Singapore GLCs political donations to Australia’s political parties

2 Feb

The Political Donations Act in Singapore prohibits political groups and politicians from accepting foreign funding. The purpose of this legislation is ‘to prevent foreign groups from interfering in domestic politics’.

Yet, it appears there are no qualms for Singapore Government Linked Companies (GLCs) to make corporate donations to both major Australia’s political parties. According to an article, ‘Mayne digs some donations data dirt’ published on Crikey, an independent Australian-based news website,

‘… Foreign dictators could pour millions into an Australian political party. Indeed, the Singapore Government gave $20,000 to both major federal parties through Optus, a business whose fortunes are particularly vulnerable to federal laws and regulations’.

Given that the reporter’s information was accessed from the Australian Electoral Commission website (which published such data on a yearly basis),  I decided to do a basic search to confirm the veracity of the claims.

Using a simple search based on ‘donor’, it was shown that Singtel Optus has given more than $20,000 to both Labor and Liberal for the year 2008/09. Similar amounts have also been made for the year 2007/08.

The other Singapore GLC company which has also donated to both parties is Australand.

(see screen captures below)

Singtel- Optus's political donations for the year 2007/08

Singtel- Optus's political donations for the year 2008/09

Australand's political donations for the yer 2007/08

The issue of political donations whether from corporations, wealthy individuals or foreigners is a contentious topic in Australia. The Democracy4Sale Project, an initiative of the NSW Greens, has been campaigning for reform in political donations  given they believe these ‘donations taint the democratic process – they allow big business to buy a level of access to politicians that ordinary people can’t afford’.

Nevertheless, even improving the disclosure process of political donations may prove to be futile. In a Sydney Morning Herald commentary, ‘The political play of being a donor’, Adele Ferguson claims that there are ways to work around it:

‘… Besides the most obvious – which is making donations of less than $9500 to escape the limit on disclosure – companies and individuals are being more creative in the way they influence governments.

For instance, some overseas companies with subsidiaries in Australia have been paying lobbyists directly to work on election campaigns, rather than pay the political parties. That way, donations never touch the sides of any political donations register (my emphasis).

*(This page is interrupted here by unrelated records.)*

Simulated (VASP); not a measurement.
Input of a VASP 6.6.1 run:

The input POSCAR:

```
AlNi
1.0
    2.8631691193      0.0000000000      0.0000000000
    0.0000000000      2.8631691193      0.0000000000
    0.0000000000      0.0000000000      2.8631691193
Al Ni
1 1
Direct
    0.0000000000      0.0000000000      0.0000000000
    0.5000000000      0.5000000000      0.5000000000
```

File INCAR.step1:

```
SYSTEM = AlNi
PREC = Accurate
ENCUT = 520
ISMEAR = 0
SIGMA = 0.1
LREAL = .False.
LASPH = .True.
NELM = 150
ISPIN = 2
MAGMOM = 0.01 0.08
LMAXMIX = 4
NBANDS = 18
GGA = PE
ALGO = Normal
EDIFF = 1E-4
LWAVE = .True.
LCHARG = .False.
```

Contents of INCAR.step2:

In other instances, it is believed that some wealthy Australians have paid directly for market research on behalf of a political party rather than donating the money directly to it.

This avoids public scrutiny and accusations of corruption.

Other ways around exposure include the practice where external research houses charge different fees for government work and political work.

The way it works is that big invoices are written for work conducted under the “government” tag, compared with political work, which is done on the cheap.

Buying tables at breakfasts, lunches and dinners is another loophole that escapes the radar of the political donations register and can add up to millions of dollars a year in revenue for a political party’.

It is hypocritical for the Singapore’s PAP ruling party to enact legislations prohibiting foreign funding when its GLCs (under the guise of corporationhood) makes political donations in Australia. 

5 Responses to “Singapore GLCs political donations to Australia’s political parties”

  1. Singazine February 2, 2010 at 12:42 pm #

    Linked under, Politics. Cheers:)

  2. Gerald Giam February 5, 2010 at 2:25 am #

    Good that you spotted and pointed out this double standard. Thanks!

  3. Chew March 8, 2010 at 9:17 pm #

    Isn’t it the same hypocritical stance that PAP wants foreigner not to interfere with Singapore’s politics while they themselves goes round the world on taxpayers monies telling others how to run their countries?

  4. Phillip Chai September 24, 2010 at 12:15 pm #

    Well, the usual statement will be that those are corporate entities and they are free to do what they want in their host country as long as it does not run afoul to any law of the land….. not that I condone the act.

  5. Wang September 24, 2010 at 3:19 pm #

    Please note that both are Australian companies based in Australia (legal entity in Australia)which were subsequently owned and in line
    with the legislation there.
    Optus and Australand per records would have continued in the past such donations prior to such takeover.